Former Maldivian President Charged with Graft

Published: 08 February 2019

the maldives

A beach in the Maldives (Photo: Pixabay)

By Lucy Papachristou

The former president of the Maldives was charged with grand corruption, money laundering and theft on Wednesday, the Diplomat, a Tokyo-based news magazine covering the Asia-Pacific, reported.

Abdulla Yameen Abdul Gayoom was president of the small island nation southwest of Sri Lanka, from 2013 to 2018, when he reluctantly conceded defeat to opposition candidate Ibrahim Mohamed Solih. 

According to one report obtained by local media, the investigation into Yameen began after “state investigative authorities filed a police report regarding Yameen’s illegal financial transactions when he was president,” which included leasing islands via the Maldives Marketing and PR Corporation. 

Money earned from these transactions, the report alleges, was transferred to Yameen’s account at the Maldives Islamic Bank and subsequently laundered. His accounts were frozen last December as part of the investigation. 

This same island-leasing scheme was the subject of a months-long OCCRP investigation published just prior to the September 2018 election that narrated how Yameen and his trusted circle of senior advisers carved up their island paradise to lease to tourism developers—while allowing the tens of millions of dollars in proceeds, which should have gone to the impoverished Maldivian people, line their own pockets. 

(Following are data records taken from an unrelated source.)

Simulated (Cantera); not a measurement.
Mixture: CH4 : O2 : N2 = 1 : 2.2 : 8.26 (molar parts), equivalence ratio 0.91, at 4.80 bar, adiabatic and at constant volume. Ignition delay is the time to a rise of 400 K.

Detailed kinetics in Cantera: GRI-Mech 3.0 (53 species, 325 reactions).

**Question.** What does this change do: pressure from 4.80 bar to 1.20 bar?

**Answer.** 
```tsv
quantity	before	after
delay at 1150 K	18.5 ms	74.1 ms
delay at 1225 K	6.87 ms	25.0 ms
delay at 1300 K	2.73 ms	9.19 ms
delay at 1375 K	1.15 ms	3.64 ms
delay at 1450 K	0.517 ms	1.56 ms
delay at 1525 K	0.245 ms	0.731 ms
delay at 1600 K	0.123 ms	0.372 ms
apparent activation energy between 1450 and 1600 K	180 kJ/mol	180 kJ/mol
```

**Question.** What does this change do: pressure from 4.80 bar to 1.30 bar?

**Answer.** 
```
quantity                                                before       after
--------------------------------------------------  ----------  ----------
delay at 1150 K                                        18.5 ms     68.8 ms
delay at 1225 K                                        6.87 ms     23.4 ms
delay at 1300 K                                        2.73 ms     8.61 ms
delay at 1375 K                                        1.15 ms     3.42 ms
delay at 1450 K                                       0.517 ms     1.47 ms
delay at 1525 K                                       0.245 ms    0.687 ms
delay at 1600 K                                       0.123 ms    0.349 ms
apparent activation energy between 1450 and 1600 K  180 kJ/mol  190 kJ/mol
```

In his inaugural address, Solih decried the previous administration’s decision to indulge in “reckless mega development projects undertaken purely for political gains.” Just last month, the new president urged his people to come forward with any information concerning instances of graft during Yameen’s tenure. 

Yameen’s island-leasing scheme, OCCRP uncovered, had a long history and openly flouted the law. 

“They have been doing for ages, and so they know there is no way for the public to hold these criminal accountable,” a former Maldivian auditor-general told OCCRP. 

“They take Maldives law as a joke,” he added.